Originally published at: WEST COAST CHAOS: Man ‘BUSJACKS’ a 16 Person Commuter Shuttle at San Francisco Airport | Sean Hannity
A suspect reportedly “busjacked” a 16 person commuter shuttle at San Francisco International Airport Tuesday afternoon after the van stopped at one of busiest terminals in the United States.
“A man stole a 16-passenger shuttle bus from a driver at San Francisco International Airport Tuesday afternoon,” reports CBS San Francisco. “Nicole Judge, president of shuttle company Skypark, said one of her drivers was ‘busjacked’ just before noon Tuesday when the bus stopped at the airport’s International terminal. San Francisco police later confirmed these details.”
“He said, ‘I’m taking this bus and you can take the next one,’” Judge said. “At first, the passenger assumed the guy knew what he was doing and that he was allowed to do it.”
“The thief drove to Berkeley, where police found the bus abandoned across three lanes of Ashby Avenue,” adds CBS.
The incident comes days after the international hub banned the sale of plastic water bottles throughout the airport.
Strangely, the ban does not apply to soft drinks and many other beverages.
“If you’re flying in to or out of San Francisco International Airport, don’t forget to bring along your reusable water bottle!” reports KRON 4. “Starting Aug. 20, all plastic water bottle sales will be banned at SFO, airport officials announced Friday.”
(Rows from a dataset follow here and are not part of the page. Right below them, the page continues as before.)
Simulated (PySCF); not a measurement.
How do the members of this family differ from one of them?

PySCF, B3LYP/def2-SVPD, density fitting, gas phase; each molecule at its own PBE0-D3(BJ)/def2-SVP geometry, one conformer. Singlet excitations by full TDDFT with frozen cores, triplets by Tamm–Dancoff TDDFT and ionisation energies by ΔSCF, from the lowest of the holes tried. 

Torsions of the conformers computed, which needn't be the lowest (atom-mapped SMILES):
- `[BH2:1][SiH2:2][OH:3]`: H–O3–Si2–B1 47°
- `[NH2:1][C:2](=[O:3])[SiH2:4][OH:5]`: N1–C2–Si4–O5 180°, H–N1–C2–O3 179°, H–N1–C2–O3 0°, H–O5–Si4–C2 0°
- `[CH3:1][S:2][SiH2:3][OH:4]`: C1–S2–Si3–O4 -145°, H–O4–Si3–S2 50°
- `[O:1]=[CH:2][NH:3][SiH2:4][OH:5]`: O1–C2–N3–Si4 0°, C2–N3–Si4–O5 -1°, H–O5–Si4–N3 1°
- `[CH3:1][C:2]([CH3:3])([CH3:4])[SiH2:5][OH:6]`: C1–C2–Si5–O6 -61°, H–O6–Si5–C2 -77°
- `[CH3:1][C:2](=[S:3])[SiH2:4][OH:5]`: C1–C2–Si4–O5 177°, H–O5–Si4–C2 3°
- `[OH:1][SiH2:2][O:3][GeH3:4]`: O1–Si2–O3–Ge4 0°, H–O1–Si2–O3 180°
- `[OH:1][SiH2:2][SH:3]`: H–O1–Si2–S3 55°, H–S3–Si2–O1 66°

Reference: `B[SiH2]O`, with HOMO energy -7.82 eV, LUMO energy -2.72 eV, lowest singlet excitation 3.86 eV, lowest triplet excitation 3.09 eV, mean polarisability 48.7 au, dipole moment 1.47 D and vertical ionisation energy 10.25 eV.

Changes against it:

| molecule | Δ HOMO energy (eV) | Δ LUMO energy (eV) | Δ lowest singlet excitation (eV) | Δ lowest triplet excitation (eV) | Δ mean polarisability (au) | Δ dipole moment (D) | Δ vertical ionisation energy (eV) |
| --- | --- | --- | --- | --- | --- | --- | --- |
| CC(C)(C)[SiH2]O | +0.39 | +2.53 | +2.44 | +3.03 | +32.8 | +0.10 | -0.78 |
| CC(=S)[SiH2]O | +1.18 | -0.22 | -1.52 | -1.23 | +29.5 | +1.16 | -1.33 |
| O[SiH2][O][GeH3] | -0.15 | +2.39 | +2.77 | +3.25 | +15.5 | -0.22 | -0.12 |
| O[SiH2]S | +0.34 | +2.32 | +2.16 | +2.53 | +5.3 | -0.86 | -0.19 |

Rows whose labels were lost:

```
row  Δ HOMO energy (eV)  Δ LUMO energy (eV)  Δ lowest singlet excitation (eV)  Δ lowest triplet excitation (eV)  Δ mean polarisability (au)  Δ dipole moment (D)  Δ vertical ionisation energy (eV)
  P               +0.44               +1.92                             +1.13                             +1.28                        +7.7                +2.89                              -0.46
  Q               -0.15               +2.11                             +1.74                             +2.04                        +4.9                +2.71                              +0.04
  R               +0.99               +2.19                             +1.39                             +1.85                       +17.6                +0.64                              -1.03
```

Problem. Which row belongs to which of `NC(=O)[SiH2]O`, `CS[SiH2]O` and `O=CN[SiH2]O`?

STARTING TOMORROW: Plastic bottle sales will be banned at San Francisco International Airport https://t.co/JiDvRwqJjw
— KRON4 News (@kron4news) August 19, 2019
“SFO will also transition away from single-use plastic food service ware and accessories, as well as limit when food service ware accessories are provided,” adds the website. “Airport officials said it’s being done to reduce the airport’s impact on the environment as well as to advance the airport’s zero waste goal.”
“The policy applies to purified water, mineral water, carbonated or sparkling water, and electrolyte-enhanced water, but does not include flavored beverages such as sodas, teas, or juices,” writes SFO Connect.